What may appear to be a dismissal on grounds of redundancy can, on analysis, turn out to be something quite different. In one case, an office assistant was awarded compensation after an Employment Tribunal (ET) found that the real and principal reason why she lost her job was her whistleblowing activities.
The woman worked hard and conscientiously for a car hire company. After tension grew between her and her boss, however, she lodged a grievance alleging that the company had been involved in criminal activities, including deception and perverting the course of justice. She said that she would not sit back and do nothing about the company’s alleged unprincipled actions and that it was her duty to expose them to the appropriate authorities. That grievance was never appropriately dealt with and she was subsequently dismissed on grounds of redundancy.
After she launched proceedings, the ET found that the company had been struggling for some time and that a genuine redundancy situation had arisen. However, it expressed concern as to the coincidence in timing between her grievance and the decision to make her redundant. On the balance of probabilities, her protected disclosures concerning the company’s alleged wrongdoing were the principal reason for her dismissal, which was thus automatically unfair.

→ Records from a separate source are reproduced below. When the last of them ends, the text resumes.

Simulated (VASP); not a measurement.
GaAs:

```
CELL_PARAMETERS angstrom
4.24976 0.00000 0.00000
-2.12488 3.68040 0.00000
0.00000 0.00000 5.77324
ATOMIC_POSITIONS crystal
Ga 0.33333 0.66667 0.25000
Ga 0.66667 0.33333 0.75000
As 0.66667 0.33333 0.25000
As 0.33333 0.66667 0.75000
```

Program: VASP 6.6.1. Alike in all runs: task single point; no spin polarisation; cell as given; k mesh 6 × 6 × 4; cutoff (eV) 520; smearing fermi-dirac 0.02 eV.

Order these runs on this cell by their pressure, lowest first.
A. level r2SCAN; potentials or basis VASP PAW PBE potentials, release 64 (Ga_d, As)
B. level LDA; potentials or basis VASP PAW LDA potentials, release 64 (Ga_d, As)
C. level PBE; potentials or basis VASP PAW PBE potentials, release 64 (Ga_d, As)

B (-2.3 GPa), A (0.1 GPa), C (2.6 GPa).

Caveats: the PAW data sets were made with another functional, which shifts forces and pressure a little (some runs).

The ET also found that the woman had in some respects been victimised and subjected to detriment for having lodged her grievance. Amongst other things, her boss had thereafter ignored her, save to issue instructions, and she had been excluded from a locked room in which the company’s records were kept.
Her claims of sex discrimination and harassment were, however, rejected and the ET found that she would probably have been dismissed within three months in any event. In seeking support for her allegations, she had covertly taken hundreds of photos of company documents and the ET found that, once discovered, that would probably have resulted in her fair dismissal for misconduct. Even had there been no such discovery, the employment relationship was under such strain that it was unlikely to have continued for long.
The woman’s total award of about £11,000 included sums to reflect unauthorised deductions from her wages, non-payment of accrued holiday pay and the company’s failure to provide her with written terms and conditions. Of that sum, more than £9,000 represented compensation for unfair dismissal, victimisation and detrimental treatment arising from her whistleblowing activities.